Issey Miyake may have made his name based on his experimental and innovative approach to apparel, but the Japanese designer has been heavily boosting his brand’s bottom line by way of a collection of handbags. Since launching his Bao Bao bags, which consist of geometric-shaped pieces that “change flat surfaces into three-dimensional ones [when folded], creating a new form,” the collection has consisted of some of the best-sellers for the nearly 50-year old company, and with such popularity has come rampant copying.
The brand’s Bao Bao bags – which made their debut in 2000 – are some of the “most copied in the world,” says Issey Miyake’s President Director General for Europe, Tempe Brickhill. The influx replicas that plague Tokyo-based Miyake’s globally popular and heavily-copied bags means that the company has been forced to wage a war against fakes – from counterfeits being passed off by retailers in its native Japan to dead-ringers being sold for cheap in the U.S., including on Amazon’s marketplace.
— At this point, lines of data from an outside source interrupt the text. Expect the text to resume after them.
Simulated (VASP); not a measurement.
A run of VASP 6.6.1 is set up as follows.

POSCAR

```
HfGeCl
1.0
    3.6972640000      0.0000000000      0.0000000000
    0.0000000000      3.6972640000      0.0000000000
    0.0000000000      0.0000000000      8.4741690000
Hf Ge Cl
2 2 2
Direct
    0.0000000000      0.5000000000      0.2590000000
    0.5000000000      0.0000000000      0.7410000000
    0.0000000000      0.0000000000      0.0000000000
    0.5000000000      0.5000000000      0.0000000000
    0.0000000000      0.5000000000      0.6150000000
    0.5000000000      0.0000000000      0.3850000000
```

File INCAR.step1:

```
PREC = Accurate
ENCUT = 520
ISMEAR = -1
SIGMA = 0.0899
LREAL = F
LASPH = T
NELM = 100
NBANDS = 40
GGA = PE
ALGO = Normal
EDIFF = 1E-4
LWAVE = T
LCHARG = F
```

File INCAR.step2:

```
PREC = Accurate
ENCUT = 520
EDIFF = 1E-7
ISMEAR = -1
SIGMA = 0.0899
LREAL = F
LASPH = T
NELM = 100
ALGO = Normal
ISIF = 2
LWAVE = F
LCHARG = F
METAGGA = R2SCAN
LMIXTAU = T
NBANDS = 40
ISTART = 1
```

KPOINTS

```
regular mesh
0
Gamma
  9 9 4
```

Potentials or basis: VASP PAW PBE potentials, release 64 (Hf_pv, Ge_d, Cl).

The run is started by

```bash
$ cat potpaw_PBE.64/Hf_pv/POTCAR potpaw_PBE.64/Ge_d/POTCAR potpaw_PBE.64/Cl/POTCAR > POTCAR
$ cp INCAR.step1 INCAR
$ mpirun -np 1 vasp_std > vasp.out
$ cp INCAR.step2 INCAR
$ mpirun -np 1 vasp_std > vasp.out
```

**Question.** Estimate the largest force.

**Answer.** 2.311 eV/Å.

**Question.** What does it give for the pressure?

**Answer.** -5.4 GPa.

In the midst of an ongoing fight rival bag-maker centering on its Bao Bao bags, Issey Miyake has landed in a win in a separate but similar case. The Tokyo District Court sided with Issey Miyake in a decision last month, holding that Largu Co., Ltd., the parent company of handbag maker Avancer – which began manufacturing and selling exact replicas of Miyake’s Bao Bao bags – is on the hook for violating Japan’s Unfair Competition Prevention Act.
At the center of the case are “designs that may be mistaken for and misunderstood” as being Issey Miyake products, the brand argued in its complaint, citing claims of unfair competition and copyright infringement.
Similar to U.S. trademark law, which defines infringement as the unauthorized use of a trademark on or in connection with goods and/or services in a manner that is likely to cause confusion, deception, or mistake about the source of the goods and/or service, Japan’s Unfair Competition Prevention Act makes it illegal to “create confusion with another person’s goods or business by using [trademark] belonging to a business … that is identical or similar to the another person’s [trademark] that is well-known among consumers as belonging to that person.”Issey Miyake bag (left) & Avancer bag (right)
Because the appearance of Issey Miyake’s Bao Bao bags, namely, the geometric shapes that make up the bag designs, is distinctive and due to the fact that the design “obtained a certain degree of popularity and reputation as a source indicator of the Issey Miyake [brand] by the time [Avancer] launched disputed bags in 2016,” the court found that they are protectable under the Unfair Competition Prevention Act.
As noted by Tokyo-based trademark lawyer Masaki Mikami, “In assessing the likelihood of confusion [between the plaintiff and defendant’s bags], the court dismissed Largu Co., Ltd.’s counterargument centering on the difference between the size and the exact shape of the triangular elements it uses and the ones used by Issey Miyake.” The court was unpersuaded, holding that despite the differences in the individual triangles, its bags, as a whole, “give rise to a same visual effect as Issey Miyake’s bags.”
Moreover, as noted by Mr. Mikami, unlike in the U.S., “Price difference is not a material factor to negate a likelihood of confusion [if] consumers [think of] the Issey Miyake when they see the defendant’s bags.”
While the court refused to side with Issey Miyake on its copyright infringement claim, holding that its bags are plaintiff’s goods are more “suitable for industrial design” protection, it did hand Miyake a win on unfair competition grounds, permanently barring Largu Co., Ltd. from manufacturing and selling any copycat Bao Bao bags going forth, and ordering the company to pay nearly $700,000 in damages to Issey Miyake.